Guest post by Sharon Cain, managing director of Quest PR.

Compared to PR pros, are journalists quicker to adapt and embrace the wealth of opportunities that our vibrant new world of social media presents?

The dramatic evolution that journalism and PR have undergone since I was haring around the UK living on caffeine, adrenaline, and deadlines as an on-screen Sky TV reporter has been reinforced in Jeff Bullas’ brilliant blog on The 10 New Rules of PR.

As the UK’s first 24-hour station, Sky was hungry for its counterparts’ success – and its agility, tenacity, and speed (it reminded me of a voracious beast gobbling up my stories and instantly demanding more!) saw print journalists taking their lead from a channel that competitors predicted (wrongly) would go belly up.

Hunting “with the pack” was fun and furious and there was a certain snobbery (not to mention ego!) among the national media regarding their importance as the decision makers and custodians of the nation’s breaking news and ongoing content.

On becoming the “poacher turned gamekeeper” and moving into PR, my livelihood almost entirely depended on reporters – because at the time they were the only platform (with the exception of newsletters and company reports) to publish or broadcast our clients’ stories.

Fast forward to a world in which the media is no longer the “first” on many fronts. The advent of social media channels has highlighted that members of the public can circulate breaking news within minutes to news outlets and via their social media channels.

Thanks to the latter, the media is no longer the primary route for PR pros to penetrate our own and our clients’ target audiences.

Elements of the beleaguered mainstream media are under threat with falling newspaper circulations frequently in the news and compounded by TheMediaIsDying Twitter site.

Despite all this, the good news is that the media does not appear to be burying its collective head in the sand. Many journalists are looking forward, embracing social media, and appear to be pragmatic about what the future holds.

This was reflected last week when Social Times highlighted the results of a recent survey comprising more than 770 journalists from 21 countries which revealed that:

  • 50 percent of those questioned predicted the eventual demise of offline publications
  • 25 percent forecast that both online and offline media will shrink significantly
  • More than 50 percent are skeptical as to the profitability of online media as viable business models.

However, when putting PR agencies under the spotlight, we read that 78 percent of the UK’s 100 powerful agencies are not using Twitter, and our industry watchdog is bemoaning the the fact that PR pros are failing to embrace search marketing.
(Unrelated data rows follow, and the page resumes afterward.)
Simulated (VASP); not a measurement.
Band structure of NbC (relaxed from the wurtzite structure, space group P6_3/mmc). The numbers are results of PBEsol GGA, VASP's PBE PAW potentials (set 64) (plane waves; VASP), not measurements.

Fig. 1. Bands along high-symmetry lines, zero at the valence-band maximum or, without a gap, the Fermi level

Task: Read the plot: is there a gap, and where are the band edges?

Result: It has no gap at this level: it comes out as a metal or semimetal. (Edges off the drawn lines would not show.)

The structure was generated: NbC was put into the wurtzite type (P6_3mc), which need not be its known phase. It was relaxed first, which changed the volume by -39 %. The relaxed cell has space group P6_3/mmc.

Why are agencies failing to realize that potential clients who are “new media savvy” may no longer engage them on sizeable monthly retainers to battle with thousands of competing agencies and in-house teams for mainstream coverage when a social media campaign can be more effective?

I’m really interested to hear your thoughts on how fast PR pros are adapting and responding to social media in the United States?

Also, will there still be a place for lifestyle publications that people can still see, touch, feel (and sometimes smell!) – or will we all be downloading apps for our iPhones and packing kindles in our holiday hand luggage?